Jose Ma. Nieto for respondent Ilagan Electric and Ice Plant, Inc.
TEEHANKEE, J.:
In this appeal by petitioner from an adverse portion of the decision of respondent Court of Tax Appeals, we uphold the tax Court's ruling that petitioner-Commissioner's right to assess and recover the amount of an erroneously refunded franchise tax is governed by the prescriptive period provided in the Tax Code and not by the general provisions on prescription of the Civil Code.1awphîl.nèt
Respondent Ilagan Electric and Ice Plant, Inc. is the holder of a franchise under Acts Nos. 3407 and 3494, as amended by C.A. No. 258, to operate and maintain an electric light, heat and power system in the Municipality of Ilagan, Isabela. On the strength of the letter-ruling of the Deputy Collector of Internal Revenue dated December 8, 1954, informing respondent that it was liable only for the 2% franchise tax under the provisions of its legislative franchise, rather than the higher 5% franchise tax imposed under Section 259 of the National Internal Revenue Code respondent paid its franchise tax at the lower rate of 2% on its gross receipts for the period from October 1, 1955 to September 30, 1959. Prior thereto, respondent had paid its franchise tax at the higher rate of 5% provided by the Tax Code. Upon respondents' claim for refund, petitioner refunded to it the sum of P2,520.67, representing the difference between the 5% franchise tax actually paid and the lesser rate of 2% tax for which respondent should have been liable under the said ruling of the Deputy Collector, corresponding to the period from the 4th quarter of 1952 to the 4th quarter of 1954.
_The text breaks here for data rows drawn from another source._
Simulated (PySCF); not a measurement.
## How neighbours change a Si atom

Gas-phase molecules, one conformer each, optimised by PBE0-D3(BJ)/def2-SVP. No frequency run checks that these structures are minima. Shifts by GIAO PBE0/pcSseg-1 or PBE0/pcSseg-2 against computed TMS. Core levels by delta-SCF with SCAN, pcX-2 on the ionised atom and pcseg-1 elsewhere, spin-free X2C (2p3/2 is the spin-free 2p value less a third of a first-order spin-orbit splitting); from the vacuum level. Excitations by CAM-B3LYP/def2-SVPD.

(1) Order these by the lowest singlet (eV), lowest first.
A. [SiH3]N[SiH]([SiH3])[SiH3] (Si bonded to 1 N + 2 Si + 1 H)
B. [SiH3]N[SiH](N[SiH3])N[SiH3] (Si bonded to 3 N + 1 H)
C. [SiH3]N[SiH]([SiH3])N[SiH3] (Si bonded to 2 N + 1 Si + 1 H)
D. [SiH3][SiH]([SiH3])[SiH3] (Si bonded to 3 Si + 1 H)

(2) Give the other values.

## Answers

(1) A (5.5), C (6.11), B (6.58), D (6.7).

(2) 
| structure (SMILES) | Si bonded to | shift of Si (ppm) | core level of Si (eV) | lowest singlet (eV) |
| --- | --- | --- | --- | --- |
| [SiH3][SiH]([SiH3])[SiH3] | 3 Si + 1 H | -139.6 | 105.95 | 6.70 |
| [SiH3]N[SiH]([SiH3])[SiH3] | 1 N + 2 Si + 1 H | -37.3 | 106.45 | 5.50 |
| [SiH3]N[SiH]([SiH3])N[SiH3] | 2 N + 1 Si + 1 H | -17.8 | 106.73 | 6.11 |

Subsequently, however, petitioner in an assessment dated July 27, 1961, held respondent liable for franchise tax at the higher rate of 5% provided in Section 259 of the Tax Code instead of the lower rate of 2% provided in its legislative franchise, in pursuance of this Court's decision on May 25, 1959 in Hoa Hin Co., Inc. vs. Collector of Internal Revenue 1 that the higher rate imposed by the Tax Code is binding upon franchise grantees in the absence of exemption clauses in their legislative franchises precluding the imposition of a higher tax. This doctrine has since then been re-affirmed by this Court in a number of cases. 2 Petitioner consequently demanded the repayment of the sum of P2,520.67 which he had previously refunded on March 21, 1956 to respondent. 3 This assessment having been disputed by respondent, petitioner issued under date of January 5, 1962 a final assessment and demanded from respondent the payment of the sum of P8,495.23 as deficiency franchise tax for the period from October 1, 1955 to September 30, 1959, plus 25% surcharge and repayment of P2,520.67 previously refunded to respondent.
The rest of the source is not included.